Building the Starlink source set from scratch

To build the COMPLETE set of Starlink classic applications the following steps
are required.  If you wish to do more elaborate things, then you should refer
to Starlink document SSN/78, which also contains some FAQs.  Details of this
document are at the end of this README.

This procedure will not build the Starlink _Java_ applications.  They are
built separately, using the procedure described in Java README
(currently these are available from the git repository at
git:// You do not need to build any of
the Starlink classic applications to build the Java ones, unless you need to
rebuild the native parts of JNIAST, JNIHDS or SPLAT. To build the documents
for the Starjava applications FROG and SPLAT you will need the Starlink
applications star2html and the latex classes provided in latexsupport.


 - Ensure the required software development tools and headers are installed
   on your system (see the "Prerequisites" section below)

 - Specify where you want the installed files to end up (_PREFIX) and
   where you want the build to find any previously installed Starlink
   tree (_STARLINK).  If there is no previously existing tree, then
   set the two variables to the same value.  Both variables default to
   /star.  You must have write access to the directory you name here.

   Here and below we use /local-star as an example; in the examples
   below substitute your own choice for this directory.

      % setenv STARCONF_DEFAULT_STARLINK /local-star  # csh
      % setenv STARCONF_DEFAULT_PREFIX   /local-star


      % export STARCONF_DEFAULT_STARLINK=/local-star  # sh
      % export STARCONF_DEFAULT_PREFIX=/local-star

-  Delete any previous Starlink environment variables.

      % unsetenv INSTALL  # csh
      % unsetenv STARLINK


      % unset INSTALL     # sh
      % unset STARLINK

   and also make sure that an old-style Starlink system is not in your
   PATH (since tools like messgen will get very confused).

   You may also run into difficulties if you have previously sourced
   the ${STARLINK}/etc/login and ${STARLINK}/etc/cshrc scripts that
   existed from a previous classic mk-build Starlink install, as
   even with $STARLINK removed from your PATH some applications may
   still get confused at build time.  If the login script in question
   is a `new' one, from a previous autoconf install, you will
   probably be fine (although you may need to remove installed
   manifest files).

 - Review any other environment variables that might affect the build.
   For example, the variables F77, FC and CC will force the build
   system to use the specified compilers.  In particular, the default
   IRAF installation sets the F77 variable to be a script which works
   happily in most cases, but which will _not_ work with libtool, and
   will cause the build to fail with opaque error messages about being
   `unable to infer tagged configuration'.  Unless you do wish to
   force certain compilers to be used, it is probably better to unset
   these variables before building the software.  See './configure
   --help' for a list of `some influential environment variables'.

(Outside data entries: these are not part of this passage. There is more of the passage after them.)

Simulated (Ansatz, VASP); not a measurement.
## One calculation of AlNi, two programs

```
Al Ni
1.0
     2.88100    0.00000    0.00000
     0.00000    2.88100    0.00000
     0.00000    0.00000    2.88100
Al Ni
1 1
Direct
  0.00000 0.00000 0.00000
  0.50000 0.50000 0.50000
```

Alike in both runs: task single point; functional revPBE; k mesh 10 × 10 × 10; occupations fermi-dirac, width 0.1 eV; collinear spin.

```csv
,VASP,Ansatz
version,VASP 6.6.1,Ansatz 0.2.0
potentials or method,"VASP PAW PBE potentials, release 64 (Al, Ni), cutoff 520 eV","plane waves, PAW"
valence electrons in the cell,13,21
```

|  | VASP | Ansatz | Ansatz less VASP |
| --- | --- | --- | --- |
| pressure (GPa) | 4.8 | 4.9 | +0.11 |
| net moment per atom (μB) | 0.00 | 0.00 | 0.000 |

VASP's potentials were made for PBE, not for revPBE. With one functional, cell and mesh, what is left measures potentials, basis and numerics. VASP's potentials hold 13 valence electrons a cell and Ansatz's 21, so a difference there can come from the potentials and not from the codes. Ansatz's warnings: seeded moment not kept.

   This is good time to get the compilers that you're going to use
   resolved, especially if you're not working on a GNU/Linux platform.
   See the platform specific instructions later in this file.

   At the time of writing (February 2009) it is known that the gfortran
   compiler will work, but only from GCC4.3 onwards. If this is picked up by
   default on your system you need to re-define FC and F77 to select another
   compiler. For other versions of GCC4 you will need to use g95 (thanks to
   Andy Vaught for his help with this), which is available from the g95 web
   site: For GCC3 based systems g77 should be used.

 - Ensure that /tmp has sufficient free space and is writable.

 - An example "sourceme" file for csh/tcsh is included in the repository.
   You can customize it for your system and then use it to set up your
   environment as described above.

 The build sequence

 To build the complete source distribution, you go through the steps:

   % ./bootstrap
   % make configure-deps
   % ./configure -C
   % make world

   % cd thirdparty/perlsys/perlmods
   % setenv STARLINK_DIR $STARCONF_DEFAULT_PREFIX # For csh-like shells.
   % ./

 Each of these steps is described in detail below.

 - First bootstrap the system.

   This downloads third-party software, builds and installs the buildsupport
   system (the tools in the buildsupport directory, plus third-party
   applications autoconf, automake and libtool), and then goes on to generate
   the configure scripts which will be used in the next step.  The autoconf,
   automake and libtool applications have been patched specifically for
   building this tree so any versions shipped with the OS, or installed by
   you, will _not_ work.  These applications will be installed into
   $STARCONF_DEFAULT_PREFIX/buildsupport, so you should add
   $STARCONF_DEFAULT_PREFIX/buildsupport/bin to the front of your PATH
   at this point, BEFORE you run the ./bootstrap script.  In order for the
   `make' below to work, you also need to add the default bin
   directory to your PATH, so you should do that now.

      # csh-like
      % ./bootstrap


      # sh-like
      % ./bootstrap

   This step takes a long while. Note that, although an important part of the
   ./bootstrap script is running autoreconf in the top-level directory,
   you should not run autoreconf yourself in this directory.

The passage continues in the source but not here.